Campaign for a Community Jobs Program
The San Francisco Living Wage Coalition is leading a campaign to reform the Community Jobs Program (CJP), a program designed to assist CalWORKs and CAAP (County Adult Assistance Programs) participants in the transition from welfare to work. CJP’s best intentions have been unsuccessful, however, as the majority of participants are unable to find employment after completing the program. Those who are employed are generally not hired for career ladder positions. The campaign led by the San Francisco Living Wage Coalition to improve and expand the Community Jobs Program seeks to transform the welfare-to-work system into genuine job training programs that provide a path to long-term employment at a living wage. We are campaigning for a public works program of jobs in nonprofit organizations. Participants would provide meaningful services to the community while being trained to succeed in the civil service process for good-paying city jobs.

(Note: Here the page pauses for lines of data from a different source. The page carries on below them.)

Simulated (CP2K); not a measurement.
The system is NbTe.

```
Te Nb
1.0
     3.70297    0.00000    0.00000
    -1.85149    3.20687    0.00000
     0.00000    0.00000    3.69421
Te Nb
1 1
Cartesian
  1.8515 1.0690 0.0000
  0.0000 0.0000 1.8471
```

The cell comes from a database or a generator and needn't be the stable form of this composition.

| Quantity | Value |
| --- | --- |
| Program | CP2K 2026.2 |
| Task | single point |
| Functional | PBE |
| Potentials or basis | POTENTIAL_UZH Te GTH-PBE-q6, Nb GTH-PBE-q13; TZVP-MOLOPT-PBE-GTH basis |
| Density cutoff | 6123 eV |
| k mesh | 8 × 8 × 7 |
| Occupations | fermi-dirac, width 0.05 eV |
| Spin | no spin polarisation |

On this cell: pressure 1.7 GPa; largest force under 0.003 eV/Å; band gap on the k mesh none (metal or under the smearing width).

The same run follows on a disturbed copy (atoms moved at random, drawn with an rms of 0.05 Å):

The proposed ordinance would require the oversight of an advisory committee that would include representatives of unions, community groups, businesses, San Francisco’s Human Services Agency and the Human Resources Department, and most importantly CalWORKs parents themselves to ensure the end result of the CJP program is a city-recognized work certificate. This would not only allow graduates of the program to be qualified and prepared to take a civil service exam, but also provide a gold standard that would be respected by private sector employers. Ideally, the Community Jobs Program would be reformed to train welfare-to-work participants into available entry-level civil service positions with stable career path to a living wage. With a planned program of continued training provided to city employees, CJP participants would be in a career ladder of job promotions. The San Francisco Living Wage Coalition believes it is time to reform CJP to offer participants the ability and opportunity to secure a job that pays a living wage.
The ordinance proposes the length of the program to be one year of full-time work experience. The law would make it easier for parents to gain financial stability while in the program by raising the hourly wage from $12.25 to $13.34 (the rate in the Minimum Compensation Ordinance), making all hours paid (including class time), and giving participants the choice of a 32 or 40-hour workweek. The law would increase the length of the program from six months to twelve or fifteen months in order to match the minimum requirements for entry-level city jobs. An advisory committee would be established to oversee the success of the program, and an annual written report would be submitted to the Board of Supervisors. As the current program’s attempts at job training are relatively ineffective, the ordinance proposes specific job training programs and certificates relevant to the career goals of individual participants. Rather than funnel all CJP participants through a generic job training program, the revised program would orient participants in a personalized direction. To increase the motivation of CJP participants, the legislation argues that classes required for the job training program should be paid. Currently, the structural failures of the program lead to serial unemployment. A plan and strategy is needed to move people from welfare-to-work programs into long term employment that will lead to a living wage.